I spotted it whilst going through my morning routine. After rinsing off a layer of cream exfoliate, treating my neck the same as I do my face just like my mother taught me, I noticed a persistent smudge of dirt about two inches below my chin. Irritated, I rubbed at it harshly, realizing with growing horror that this wasn't my momma's dirt.

A hickey? For serious?

The last (and first) time I got a hickey was sophomore year in college and I didn't even notice it until one of my childhood friend's older cousin pointed at my neck and laughed, "Someone's having a good time at school." I remember feeling embarrassed for two reasons: 1. I'd just met this cousin and 2. he was an older man. It was uncomfortable and weird and most importantly it made me feel grodie.

But that was more than a decade ago. I'm not a 19-year-old "almost virgin" fumbling her way through her first sexual awakening anymore.

The first thing I did after discovering my latest love bruise was get out the concealer. It was practically an involuntary impulse. Sure, in theory, I'm sex-having woman of the 2010s, but does everyone have to know about it?

My cover was blown by a kind-looking stranger later that day.

"Hey baby girl," he said as I walked past, confident the hickey was camouflaged. "I see that mark on your neck.”

And with that throwaway sentence, he reduced me to something smaller than I was. Immediately I became furious -- with my boyfriend. How could he have been so careless? To put me in such a compromising public position. I was wearing my nighttime activities on my neck and instead of feeling proud of that -- or in control of it -- I felt like I needed to hide it. The tension between my modern enlightenment versus societal brainwashing was more than I could explain via text. So I just typed, "What the fuck?"

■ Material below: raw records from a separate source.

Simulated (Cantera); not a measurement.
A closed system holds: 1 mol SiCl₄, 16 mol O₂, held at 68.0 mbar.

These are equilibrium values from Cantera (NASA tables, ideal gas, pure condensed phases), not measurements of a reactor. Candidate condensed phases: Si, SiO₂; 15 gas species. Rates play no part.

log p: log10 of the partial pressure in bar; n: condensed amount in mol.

Later that night I explain him how that random man made me feel like an object, how a complete stranger ruined my entire day with a simple (and yes, sexist) observation. And, also, how it was all my boyfriend’s fault.

He took everything in quietly, absorbing my mad ranting like a champ. Once I was out of breath, he looked up at me and said, “I’m sorry.” What he was sorry for I doubt he even knew, but it made me feel better, less invisible, which is ironic since the whole row started because of something someone saw.